"Education is the most powerful weapon which you can use to change the world." Nelson Mandela
By Alex P. Vidal
NEW YORK CITY -- Which type of education is best?
A "general" education in cultural subjects or a "specialized" education in one particular field or occupation?
Both types of education are actually necessary if based on standards and demands of today's society.
Education is the process of developing or perfecting human beings. It tries to cultivate the humanity of man by developing his specifically human excellence--both intellectual and moral.
The ultimate goals of education are human happiness and the welfare of society. Its produce are good men and good citizens.

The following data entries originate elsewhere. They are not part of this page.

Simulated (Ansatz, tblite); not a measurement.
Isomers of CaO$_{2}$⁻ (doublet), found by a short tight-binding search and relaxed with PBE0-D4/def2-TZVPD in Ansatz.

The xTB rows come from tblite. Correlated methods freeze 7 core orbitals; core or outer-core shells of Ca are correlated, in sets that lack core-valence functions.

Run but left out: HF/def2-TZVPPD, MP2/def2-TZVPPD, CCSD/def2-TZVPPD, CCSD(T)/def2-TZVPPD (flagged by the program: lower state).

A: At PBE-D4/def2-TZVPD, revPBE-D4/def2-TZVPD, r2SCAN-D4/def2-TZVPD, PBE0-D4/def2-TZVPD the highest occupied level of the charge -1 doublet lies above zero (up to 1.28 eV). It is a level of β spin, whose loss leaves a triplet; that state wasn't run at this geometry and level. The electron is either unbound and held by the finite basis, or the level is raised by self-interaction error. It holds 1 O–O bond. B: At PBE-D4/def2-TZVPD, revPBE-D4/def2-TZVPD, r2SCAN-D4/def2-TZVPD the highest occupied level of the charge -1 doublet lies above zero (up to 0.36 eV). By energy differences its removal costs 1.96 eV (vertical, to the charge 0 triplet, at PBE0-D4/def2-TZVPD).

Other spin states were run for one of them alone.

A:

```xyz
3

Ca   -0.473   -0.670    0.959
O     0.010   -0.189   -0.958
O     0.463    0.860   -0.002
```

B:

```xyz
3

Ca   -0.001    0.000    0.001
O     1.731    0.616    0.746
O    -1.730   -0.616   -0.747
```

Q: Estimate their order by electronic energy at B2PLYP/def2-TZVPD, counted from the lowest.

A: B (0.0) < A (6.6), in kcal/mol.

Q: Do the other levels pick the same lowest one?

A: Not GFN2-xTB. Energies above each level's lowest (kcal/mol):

If the ancients were asked whether education should be specialized, Dr. Mortimer J. Adler, director of the Institute for Philosophical Research, says they would answer that it should be conceived in terms of man's specially human nature.
"If they were asked whether it should be vocational, they would say that the only vocation with which it should be concerned is the common human calling--the pursuit of happiness," explains Adler.
"What we call specialized and vocational training--training in particular jobs--they would regard as the training of slaves, not the education of the free man."
CLASSICAL
The classical view of education has prevailed right down to our own century, adds Adler. It is reportedly reaffirmed as late as 1916 by none other than John Dewey.
In Democracy and Education, Dewey declares that merely vocational training is the training of animals or slaves. It fits them to become cogs in the industrial machine.
Free men need liberal education to prepare them to make a good use of their freedom.
"While the ancients had the correct view of education as essentially liberal, they did not think that all men should be liberally educated, because they did not think that all men are fitted by nature for the pursuit of happiness or citizenship or the liberal pursuits of leisure," stresses Adler.
"But we today, at least those of us who are devoted to the principles of democracy, think otherwise. We maintain that all men should be citizens, that all have an equal right to the pursuit of happiness, and that all should be able to enjoy goods of civilization. Hence we think that a democratic society must provide liberal schooling for all."
Vocational training for particular tasks in the industrial process should be done by industry itself and on the job, not by the schools or in classrooms.
The curriculum of basic schooling from the first grade through college, should b wholly liberal and essentially the same for all.
CURRICULUM
In view of the wide range of abilities and aptitudes with which the schools have to deal, the curriculum must be adapted to different children in different ways.
We must solve the problem of how to give children--the least gifted as well as the most gifted--the same kind of liberal education that was given in the past only to the few.
Upon our success in solving that problem the future of democracy depends.
Three experts -- Eric Hanushek, Paul and Jean Hanna Senior Fellow at the Hoover Institution of Stanford University; Ludger Woessmann, professor of Economics, University of Munich; head, Human Capital and Innovation Department, Institute for Economic Research; and Lei Zhang, senior Fellow and Assistant Director of the National Institute for Fiscal Studies of Tsinghua University -- recently posted a "new international evidence" about education type and life-cycle employment opportunities in rapidly changing conditions:
First, in most countries there are noticeable differences between those entering into vocational education and those pursuing general education.
Second, since many countries place vocational education within a general, country-wide arrangement, understanding its overall effect requires looking across countries.
Third, there are huge measurement problems, because what is vocational education in one country might not look much like that in another.